Offshore wind turbines have been criticized for quite some time now for the low efficiency that they deliver. One main drawback behind this problem is that some of the power generated by the wind turbine is often lost while feeding the power into the grid, for this has to be done right when the blades are spinning. However, a new offshore turbine system – SeaTwirl is designed to kinetically and efficiently store the energy generated.
The SeaTwirl system is a massive flywheel at the sea. The structure consists of a vertical wind turbine with a hollow torus ring at the bottom. This arrangement is located above the surface of the water; rest all lies below the sea water level.
The whole structure is supported by an axle at the centre of the turbine. A hollow cylindrical body float body is mounted on this axle and is also connected to a generator. As the wind blows, the turbine along with the axle rotates.
Water acts as low-friction roller bearing and allows the turbine and axle to rotate even when the wind stops. The wind energy is converted into power by the generator and can be transferred to the shore via seabed cables.
The torus ring plays an important role to provide the required momentum even when the wind stops. During high wind, water is drawn up the float, into the torus ring. This adds weight around the periphery of the circular turbine and increases the centrifugal force, keeping the spinning for a longer time. When the turbine slows down, the water runs back down the float.

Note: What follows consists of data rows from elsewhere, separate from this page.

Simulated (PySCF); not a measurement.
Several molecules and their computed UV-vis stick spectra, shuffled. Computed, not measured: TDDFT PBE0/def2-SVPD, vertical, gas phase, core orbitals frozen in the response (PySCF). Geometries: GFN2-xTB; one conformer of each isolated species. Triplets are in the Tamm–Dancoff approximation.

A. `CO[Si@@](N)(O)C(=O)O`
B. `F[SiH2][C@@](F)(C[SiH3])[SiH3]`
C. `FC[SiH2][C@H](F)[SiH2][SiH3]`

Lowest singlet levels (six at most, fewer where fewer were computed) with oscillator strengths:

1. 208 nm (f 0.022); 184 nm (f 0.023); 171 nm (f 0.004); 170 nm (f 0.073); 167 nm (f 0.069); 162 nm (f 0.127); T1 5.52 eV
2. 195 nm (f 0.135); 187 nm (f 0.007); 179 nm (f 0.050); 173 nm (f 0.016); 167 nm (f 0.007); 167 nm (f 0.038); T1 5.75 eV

A prototype (one-fifth scale) of the SeaTwirl was tested off the coast of Sweden and has been reported to produce favourable results. According to the reports, it is expected that a 430 meter SeaTwirl will be able to produce 4.5 megawatts of mean power. Moreover, as much of the weight of the system will be supported by sea power, the production cost is expected to be lower than that of conventional offshore wind turbines.